The use of polyvinyl alcohol is important in developing the fiber properties during refining of the flashed product in accordance with this invention as described at a later point. For this purpose, the polyvinyl alcohol may be added subsequent to flashing, such as with the dilution water for refining. It is particularly advantageous to add at least 0.75% and preferably between 1%% and 5% by weight of the flashed polymer of polyvinyl alcohol, either before and/or after flashing (but prior to refining). If polyvinyl alcohol is not present during refining, the refining can be carried out only with difficulty, if at all, and the properties of the resulting pulp and sheets made therefrom are very poor.
The ingredients of the mixtures can be placed in any suitable vessel which is capable of being heated to an elevated temperature and pressure. Generally, an autoclave is employed. However, when water is added as a flashing aid it is important that the vessel employed be equipped with a mixing or stirring device capable of keeping the mixture in a constant state of agitation since a stable emulsion is not formed and upon standing the mixture will quickly separate into two distinct and separate phases.
The ingredients are then heated to a suitable temperature and preferably agitated if water is present to form a uniform mixture wherein water is present as a discontinuous or dispersed phase within a continuous phase of polymer solution or as a continuous phase with polymer solution dispersed uniformly therein, depending upon the water concentration and mode of addition as previously discussed. The temperature employed is preferably above the melt dissolution temperature of the polymer in the solvent employed. The melt dissolution temperature of any particular solvent is determined by placing low concentrations of the polymer the operating conditions so that the polymer is dissolved in the solvent or at least is in a swollen state with sufficient fluidity to be discharged from the nozzle, i.e. in a plastic state.

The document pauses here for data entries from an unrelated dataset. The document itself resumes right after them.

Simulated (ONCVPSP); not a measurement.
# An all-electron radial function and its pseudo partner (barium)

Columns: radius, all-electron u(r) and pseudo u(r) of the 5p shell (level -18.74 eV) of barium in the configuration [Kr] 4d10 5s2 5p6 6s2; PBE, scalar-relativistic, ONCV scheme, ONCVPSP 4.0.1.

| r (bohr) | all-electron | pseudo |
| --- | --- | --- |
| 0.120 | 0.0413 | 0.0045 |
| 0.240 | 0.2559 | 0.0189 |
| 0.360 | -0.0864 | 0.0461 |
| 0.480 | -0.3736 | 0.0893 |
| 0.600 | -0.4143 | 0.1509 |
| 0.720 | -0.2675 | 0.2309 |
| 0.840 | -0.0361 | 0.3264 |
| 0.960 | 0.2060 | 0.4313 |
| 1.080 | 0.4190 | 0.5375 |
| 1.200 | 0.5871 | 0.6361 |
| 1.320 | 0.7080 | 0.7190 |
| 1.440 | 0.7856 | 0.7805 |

Flashing is preferably carried out substantially adiabatically, utilizing the heat (enthalpy) in the heated mixture to provide the heat of vaporization for vaporizing substantially all of the solvent when the mixture is discharged to the flash zone held at a suitable lower pressure. Accordingly, for adiabatic flashing the temperature of mixture prior to flashing should be high enough to provide sufficient heat content or enthalpy for vaporization adiabatically of substantially all solvent upon flashing to the flash zone. However, the maximum temperature employed should be less than the critical temperature of the solvent and/or the decomposition temperature of the polymer.
It is also possible to carry out the flashing to some extent in a non-adiabatic fashion, for example, by the addition of heat to the material as it is flashed from the nozzle. For instance, low pressure steam (e.g., below 20 psig) or water at about 100C may be added to the fibrous noodle in the flashing zone as by injection thereof in a conduit immediately following the flash nozzle into which the flashed noodle is also injected. In this case, the flashing'temperature should be chosen so that the heat content in the mixture to be flashed plus the heat added to the flashed material is sufficient to vaporize substantially all of the solvent in the flash zone.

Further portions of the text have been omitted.